#112 Creative Destruction

Good evening, and happy Sunday!

This edition is a tale of two halves: drafted on one of the best-suited aircraft types for writing with pen and paper —an Airbus A350 to Madrid —and on one of the least suited —an ATR 72 (small propeller plane) to the Isle of Man.

The 20th-century economist Joseph Schumpeter once described capitalism as “the perennial gale of creative destruction”, a process through which innovation dismantles the old to make way for the new. New technologies and ideas destroy outdated models, but economies and societies benefit as capital flows to more productive uses.

I’ve been revisiting this concept at work, writing about artificial intelligence and financial market bubbles. Outside of work, I’ve been thinking about how the same forces operate within us.

Every day is a new opportunity

A thought that gives me great optimism and confidence in the trajectory of my life is knowing that I can wake up each morning and decide who I want to be that day. Any one of us can.

The beauty of the human mind is that a change in worldview changes the world viewed. Shifting our thoughts can radically change our experience of life. We have far more agency than we realise, but often we hold ourselves back.

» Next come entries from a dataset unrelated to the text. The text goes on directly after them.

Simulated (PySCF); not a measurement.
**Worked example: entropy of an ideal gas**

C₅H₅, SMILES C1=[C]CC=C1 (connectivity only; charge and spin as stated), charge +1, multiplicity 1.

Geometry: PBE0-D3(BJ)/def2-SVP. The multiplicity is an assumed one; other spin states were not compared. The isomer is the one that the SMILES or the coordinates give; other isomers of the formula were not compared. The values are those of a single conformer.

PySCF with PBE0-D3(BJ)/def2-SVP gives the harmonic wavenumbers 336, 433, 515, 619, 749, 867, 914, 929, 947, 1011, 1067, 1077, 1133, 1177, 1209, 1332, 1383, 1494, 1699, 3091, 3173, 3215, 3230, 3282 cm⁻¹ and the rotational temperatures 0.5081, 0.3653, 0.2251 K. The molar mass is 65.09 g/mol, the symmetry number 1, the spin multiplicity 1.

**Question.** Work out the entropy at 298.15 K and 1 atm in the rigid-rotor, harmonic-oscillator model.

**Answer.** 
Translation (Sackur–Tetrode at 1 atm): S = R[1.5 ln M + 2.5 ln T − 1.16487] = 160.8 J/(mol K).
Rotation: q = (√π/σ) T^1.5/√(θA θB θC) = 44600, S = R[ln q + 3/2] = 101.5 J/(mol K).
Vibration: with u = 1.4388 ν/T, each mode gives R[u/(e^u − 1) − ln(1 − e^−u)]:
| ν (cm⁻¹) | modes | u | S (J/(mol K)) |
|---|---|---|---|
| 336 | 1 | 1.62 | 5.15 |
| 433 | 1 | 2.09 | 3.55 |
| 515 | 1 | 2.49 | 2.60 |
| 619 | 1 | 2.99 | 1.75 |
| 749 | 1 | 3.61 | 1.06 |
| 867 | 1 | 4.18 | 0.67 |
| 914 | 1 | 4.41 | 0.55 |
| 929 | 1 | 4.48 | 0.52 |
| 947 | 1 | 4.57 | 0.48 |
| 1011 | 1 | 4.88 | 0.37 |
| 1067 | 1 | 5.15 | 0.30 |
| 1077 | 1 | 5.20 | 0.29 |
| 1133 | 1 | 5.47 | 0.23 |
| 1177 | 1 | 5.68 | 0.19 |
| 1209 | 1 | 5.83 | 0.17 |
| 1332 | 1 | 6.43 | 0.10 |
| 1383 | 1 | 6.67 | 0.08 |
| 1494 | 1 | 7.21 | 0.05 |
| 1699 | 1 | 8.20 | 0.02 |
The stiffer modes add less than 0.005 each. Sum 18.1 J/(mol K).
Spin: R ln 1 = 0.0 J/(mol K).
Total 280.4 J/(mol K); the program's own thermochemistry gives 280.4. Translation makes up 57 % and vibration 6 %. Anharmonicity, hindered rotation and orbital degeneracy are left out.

Creative destruction of the self

Our sense of self isn’t fixed; it’s an evolving ecosystem of beliefs, habits, relationships, and identities competing for our time and attention. Some parts thrive, others quietly hold us back. Yet rather than allow them to fade, we often sustain them out of familiarity or sentiment, maintaining patterns that no longer serve us simply because they once did.

In economics, legacy industries resist disruption because they’ve invested too much in the past. We do the same. We defend outdated versions of ourselves—the achiever, the pleaser, the tough one—because they once kept us safe or made us successful. But what once produced growth can become a drag.

The brain on safety

Neuroscience shows that every repeated thought or behaviour strengthens specific neural pathways. They become efficient and automatic, even when they no longer serve us. To change, we must prune these old circuits so new ones can form; a process the brain initially experiences as discomfort or confusion.

Our brains are prediction engines. They minimise uncertainty by favouring the familiar, because unpredictability is metabolically costly and psychologically uncomfortable. This is why we cling to routines and consistent stories about ourselves. Behaviourally, it shows up as the status quo bias and loss aversion: we prefer the known to the unknown, even when change might serve us better.

This tendency preserves stability, but it can also limit growth.

Chaos before clarity

Growth often feels chaotic before it feels clear. During moments of transition, the old self dissolves faster than the new one can take shape. But beneath the surface, reallocation is happening: energy once locked in maintaining the old is being freed for something new.

Psychologists call this identity reconstruction; the rebuilding of one’s narrative after disruption. Just as markets find new equilibrium, the self reorganises around new meaning. Our brain’s plasticity, and our capacity for reframing, make reinvention entirely possible if we will it so.

Still, it requires courage. Creative destruction is rarely gentle. It asks us to release stories that once defined us and to admit that who we were no longer fits who we’re becoming.

The danger, of course, lies in constant reinvention without reflection; burning everything down without asking what should endure. The task isn’t simply to decide who you no longer want to be, but to refocus energy on who you wish to become.

An invitation

Look at your own life: your habits, beliefs, relationships.
Ask yourself: what part of me needs to end so that something better and more aligned with me at my core can begin?

Because sometimes, the most important innovation is internal.
In capitalism, destruction fuels progress.
In the self, it fuels becoming.

— AJ

On my bedside table:

🎙Podcast: The Knowledge Project - Daniel Kahneman: Algorithms make better decisions than you (Spotify) - One of the founding fathers of behavioural economics, this is one of Kahneman’s final podcasts. He passed away in 2024 at the age of 90.

💬 Quote: “There is only one success—to be able to spend your life in your own way.”